One tricky thing with the transaction log is the case of Bluescreens or kernel panics. Writing to the transaction log will write a registry key on Windows, but registry keys are not flushed to disk immediately. Therefore, writing a transaction log, and then getting a hard BlueScreen or kernel panic, the transaction log won’t be persistent, and therefore the error won’t be sent. We work around this by adding a Flush to the transaction log when we are about to do dangerous transactions, such as loading a memory driver. But if the client dies during a transaction we didn’t deem as dangerous, it is possible that you will not get a crash report.
We have a hard and a soft memory limit built into the client to stop it getting out of control. The hard limit is enforced by the nanny, if the client goes over that limit it will be hard killed. The soft limit is enforced by the client, if the limit is exceeded the client will stop retrieving new work to do. Once it has finished its current work it will die cleanly.
Default soft limit is 500MB, but GRR should only use about 30MB. Some volatility plugins can use a lot of memory so we try to be generous. Hard limit is double the soft limit. This is configurable from the config file.
A ClientAction can be transmitted from the server with a specified CPU limit, this is how many seconds the action can use. If the action uses more than that it will be killed. The actual implementation is a little more complicated. An action can run for 3 minutes using any CPU it wants before being killed by nanny. However actions that are good citizens (normally the dangerous ones) will call the Progress() function regularly. This function checks if limit has been exceeded and will exit.
The GRR client uses HTTP to communicate with the server.
The client connections are controlled via a number of config parameters:
Client.error_poll_min: Time to wait between retries in an ERROR state.
Client.server_urls: A list of URLs for the base control server.
Client.proxy_servers: A list of proxies to try to connect through.

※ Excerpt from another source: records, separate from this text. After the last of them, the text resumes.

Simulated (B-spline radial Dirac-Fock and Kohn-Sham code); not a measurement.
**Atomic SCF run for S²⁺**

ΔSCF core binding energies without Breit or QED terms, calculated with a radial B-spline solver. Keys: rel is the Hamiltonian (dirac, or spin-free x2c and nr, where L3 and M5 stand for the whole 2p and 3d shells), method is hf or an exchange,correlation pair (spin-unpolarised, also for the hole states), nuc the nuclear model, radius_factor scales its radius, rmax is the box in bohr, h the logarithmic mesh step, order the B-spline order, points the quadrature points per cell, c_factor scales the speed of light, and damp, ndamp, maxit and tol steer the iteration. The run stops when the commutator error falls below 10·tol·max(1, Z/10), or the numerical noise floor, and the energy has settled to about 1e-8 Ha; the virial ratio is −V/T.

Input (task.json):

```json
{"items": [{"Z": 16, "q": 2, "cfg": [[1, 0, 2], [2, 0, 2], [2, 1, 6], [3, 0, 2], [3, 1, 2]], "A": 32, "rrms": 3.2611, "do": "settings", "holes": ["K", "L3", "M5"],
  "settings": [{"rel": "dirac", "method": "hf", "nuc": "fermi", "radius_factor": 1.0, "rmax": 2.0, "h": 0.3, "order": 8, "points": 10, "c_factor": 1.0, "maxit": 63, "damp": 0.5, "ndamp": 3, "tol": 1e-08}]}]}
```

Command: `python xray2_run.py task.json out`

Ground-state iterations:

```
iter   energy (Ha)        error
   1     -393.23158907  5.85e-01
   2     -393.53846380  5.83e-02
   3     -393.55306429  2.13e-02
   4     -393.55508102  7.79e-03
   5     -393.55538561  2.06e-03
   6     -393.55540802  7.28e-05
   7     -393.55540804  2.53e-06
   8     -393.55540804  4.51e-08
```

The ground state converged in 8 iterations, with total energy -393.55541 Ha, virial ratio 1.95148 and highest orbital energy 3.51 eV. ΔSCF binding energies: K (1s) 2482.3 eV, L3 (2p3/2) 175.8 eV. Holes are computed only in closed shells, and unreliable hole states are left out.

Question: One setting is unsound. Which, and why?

Client.poll_max, Client.poll_min: Parameters for timing of SLOW POLL and FAST POLL modes.
The client goes through a state machine:
In the INITIAL state, the client has no active server URL or active proxy and it is therefore searching through the list of proxies and connection URLs for one that works. The client will try each combination of proxy/URL in turn without delay until a 200 or a 406 message is seen. If all possibilities are exhausted, and a connection is not established, the client will switch to SLOW POLL mode (and retry connection every Client.poll_max).
In SLOW POLL mode the client will wait Client.poll_max between re-connection attempts.
If a server is detected, the client will communicate with it. If the server returns a 406 error, the client will send an enrollment request. Enrollment requests are only re-sent every 10 minutes (regardless of the frequency of 406 responses). Note that a 406 message is considered a valid connection and the client will not search for URL/Proxy combinations as long as it keep receiving 406 responses.
During CONNECTED state, the client has a valid server certificate, receives 200 responses from the server and is able to send messages to the server. The polling frequency in this state is determined by the polling mode requested by the messages received or send. If any message from the server or from the worker queue (to the server) has the require_fastpoll flag set, the client switches into FAST POLL mode.
When not in FAST POLL mode, the polling frequency is controlled by the Timer() object. It is currently a geometrically decreasing function which starts at the Client.poll_min and approaches the Client.poll_max setting.
If a 500 error occurs in the CONNECTED state, the client will assume that the server is temporarily down. The client will switch to the RETRY state and retry sending the data with a fixed frequency determined by Client.error_poll_min to the same URL/Proxy combination. The client will retry for retry_error_limit times before exiting the CONNECTED state and returning to the INITIAL state (i.e. the client will start searching for a new URL/Proxy combination). If a retry is successful, the client will return to its designated polling frequency.
If there are connection_error_limit failures, the client will exit. Hopefully the nanny will restart the client.
Client starts up on a disconnected network: Client will try every URL/Proxy combination once every Client.poll_max (default 10 minutes).
Client connects successful but loses network connectivity. Client will re-try retry_error_limit (10 times) every Client.error_poll_min (1 Min) to resent the last message. If it does not succeed it starts searching for a new URL/Proxy combination as in example 1.
See comms.py for the client implementation.